Following enactment of the Paycheck Protection Program Flexibility Act (the Flexibility Act), the Small Business Administration and the Department of Treasury issued updated rulemaking to implement provisions set forth in the new law.
The Flexibility Act’s key provisions include extending the time to use loan funds from 8 weeks to 24 weeks, reducing the amount of loan dollars to be used for payroll costs from 75% to 60% and extending deferral periods for repayment and, for new loans, maturity. The sections that follow summarize the new SBA/Treasury rulemaking.
Based on language in this rulemaking, we anticipate further revised rulemaking to reflect the Flexibility Act, namely with regards to loan review and forgiveness procedures. LeadingAge will update member as those become available.
For those interested in borrowing from the Paycheck Protection Program, SBA issued an updated application form, which is largely the same as the original form but is updated to reflect the reduction of the payroll cost threshold from 75% to 60%. As of June 6, more than $120 billion remain available.
Amendment to Covered Period
Following the Flexibility Act, SBA and Treasury updated its rule to extend the covered period for PPP loans from June 30 to December 31 of this year. This time period controls how long borrowers have to use loan funds, not how long prospective borrowers have to apply for the PPP. The application deadline for new borrowers remains June 30.

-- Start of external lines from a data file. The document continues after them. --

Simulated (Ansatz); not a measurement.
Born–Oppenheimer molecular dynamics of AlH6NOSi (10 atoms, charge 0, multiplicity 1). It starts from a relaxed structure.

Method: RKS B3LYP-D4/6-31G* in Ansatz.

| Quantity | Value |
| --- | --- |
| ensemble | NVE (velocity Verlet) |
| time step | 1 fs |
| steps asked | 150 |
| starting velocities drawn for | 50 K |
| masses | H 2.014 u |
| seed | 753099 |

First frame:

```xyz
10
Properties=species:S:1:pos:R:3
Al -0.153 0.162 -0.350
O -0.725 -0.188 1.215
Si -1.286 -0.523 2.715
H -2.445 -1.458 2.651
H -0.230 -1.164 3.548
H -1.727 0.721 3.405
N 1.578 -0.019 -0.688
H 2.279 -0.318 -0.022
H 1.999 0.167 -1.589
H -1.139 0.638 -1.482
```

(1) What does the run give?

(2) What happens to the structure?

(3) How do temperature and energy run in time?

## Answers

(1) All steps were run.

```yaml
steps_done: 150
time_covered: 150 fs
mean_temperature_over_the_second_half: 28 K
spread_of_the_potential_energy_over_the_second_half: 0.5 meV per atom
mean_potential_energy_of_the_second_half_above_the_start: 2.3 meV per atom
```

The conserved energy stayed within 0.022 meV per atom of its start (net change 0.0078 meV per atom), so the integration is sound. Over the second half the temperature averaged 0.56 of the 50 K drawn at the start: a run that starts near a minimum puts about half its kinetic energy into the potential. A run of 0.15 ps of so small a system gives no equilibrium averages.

The Flexibility Act extended the maturity period for any unforgiven PPP loan principal to five years for new loans only. That is, loans originated after the bill became law. To that end, the new rule states that loans made before June 5 have a maturity period of two years, as previously was the case, and sets the maturity period for loans made on or after June 5 at five years.
The new rule sets forth how borrowers should approach the deferral period for loan repayment since the Flexibility Act’s extension of deferral from six months to 10 months. Specifically, the rulemaking tells borrowers “if you submit to your lender a loan forgiveness application within 10 months after the end of your loan forgiveness covered period, you will not have to make any payments of principal or interest on your loan before the date on which SBA remits the loan forgiveness amount on your loan to your lender (or notifies your lender that no loan forgiveness is allowed).”
The rulemaking notes that interest accrues during the deferment period.
If borrowers do not submit a loan forgiveness application within 10 months of their 24 week period, they must begin paying principal after the 10 month deferment.
Here is a case example the rule provides:
If a borrower’s PPP loan is disbursed on June 25, 2020, the 24-week period ends on December 10, 2020. If the borrower does not submit a loan forgiveness application to its lender by October 10, 2021, the borrower must begin making payments on or after October 10, 2021.
The rule implements the Flexibility Act’s reduction of the 75% payroll threshold to 60%. Under the Act and this rulemaking, borrowers must use at least 60% of their loan funds for payroll costs to be fully forgiven.
It also makes clear that partial forgiveness is still available. There was some concern that the Flexibility Act’s language created an “all or nothing” scenario with respect to forgiveness, but that is not the case.
If less than 60% of a PPP loan is used for payroll costs, the amount of forgiveness granted will be reduced until the portion used for payroll costs reaches the 60% threshold.
The rule provides this case example:
If a borrower receives a $100,000 PPP loan, and during the covered period the borrower spends $54,000 (or 54 percent) of its loan on payroll costs, then because the borrower used less than 60 percent of its loan on payroll costs, the maximum amount of loan forgiveness the borrower may receive is $90,000 (with $54,000 in payroll costs constituting 60 percent of the forgiveness amount and $36,000 in non-payroll costs constituting 40 percent of the forgiveness amount).
This part of the rulemaking is most relevant to those that are applying for a PPP loan. The rule updates the certification PPP borrowers must make to get their loans. Specifically, borrowers must now certify that they understand that 60% of the loan must be used for payroll costs to be fully forgiven. Previously, this certification reflected the 75% payroll threshold. Borrowers still must certify an economic need for loan funds- that did not change in this rulemaking.